> I am suggesting you host your website on your own server somewhere, and then you put it behind cloudflare
I'd rather advocate for a solution that doesn't induce centralization. Because that still does. It's a weird suggestion to pay twice. I'm assuming in your hypothetical, cloudflare not only doesn't ever go down, but also absorbs only malicious traffic, and not any organic? Why should cloudflare do that and not my primary host? I'll assume I have XX to spend on hosting, you don't see how if I have to also allocate some of that to cloudflare, in addition to the real host, how that might limit what the real host can charge? If the real host can't charge enough to fund R&D on services like basic DDoS or other traffic shaping, wouldnt that mean I've then become dependent on cloudflare? And now hey cloudflare has other service, and I don't like the extra overhead of paying multiple services... I'll just move everything to cloudflare because they're bigger and do both... and now the small host is gone.
sigh
> The 'Invasive species destroy ecosystems' quote sounds good, but what exactly does it mean in this case? What is the species, and what is it invading?
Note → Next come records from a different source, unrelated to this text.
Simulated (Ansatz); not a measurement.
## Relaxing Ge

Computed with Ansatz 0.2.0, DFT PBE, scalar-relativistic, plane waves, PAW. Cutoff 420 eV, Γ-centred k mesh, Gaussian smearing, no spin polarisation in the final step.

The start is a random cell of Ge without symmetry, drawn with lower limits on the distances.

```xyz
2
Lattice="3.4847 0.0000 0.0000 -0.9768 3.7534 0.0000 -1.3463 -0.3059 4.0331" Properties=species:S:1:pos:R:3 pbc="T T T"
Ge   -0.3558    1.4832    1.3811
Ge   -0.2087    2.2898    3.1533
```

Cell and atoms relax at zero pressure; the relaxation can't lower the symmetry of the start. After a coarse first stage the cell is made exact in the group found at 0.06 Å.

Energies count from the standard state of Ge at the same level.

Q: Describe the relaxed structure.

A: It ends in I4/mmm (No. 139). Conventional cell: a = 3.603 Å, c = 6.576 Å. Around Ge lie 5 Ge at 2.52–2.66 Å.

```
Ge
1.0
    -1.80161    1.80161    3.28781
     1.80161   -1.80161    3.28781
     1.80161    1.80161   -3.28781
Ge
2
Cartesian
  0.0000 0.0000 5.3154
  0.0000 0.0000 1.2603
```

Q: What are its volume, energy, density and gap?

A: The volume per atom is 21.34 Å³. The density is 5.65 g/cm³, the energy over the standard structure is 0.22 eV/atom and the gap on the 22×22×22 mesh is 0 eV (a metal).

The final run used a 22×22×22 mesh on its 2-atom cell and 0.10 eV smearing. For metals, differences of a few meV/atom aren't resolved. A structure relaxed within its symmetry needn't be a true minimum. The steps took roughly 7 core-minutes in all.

I'm comparing cloudflare to any species that enters an existing system that has developed a natural ecological balance that includes diversity. Which then proceeds to grow for the sake of growth, consuming resourcs at an unsustainable rate; destroying the diversity that previously existed.
Destroying that diversity is bad because that diversity is what gives the system as a whole resistance to catastrophic events.
Like huge parts of the Internet going down because someone wanted to ship their project before the holidays, in time for their perf review.
The argument being: we should view cloudflare's growth, and consumption and takeover of the resources of the Internet as a whole, similar to the way we view other invasive species. It destroys the good parts of an existing system in a way that is almost impossible to recover from. Resulting in a much more fragile system. One than's now vulnerable to single events that take down "everything". A healthy system would be able to absorb such an event without destabilizing the whole thing.
The invasive species is cloudflare, and it's consuming and replacing large existing sections of the Internet; which gains much of it's strength and resilience from it being distributed amongst it's peers.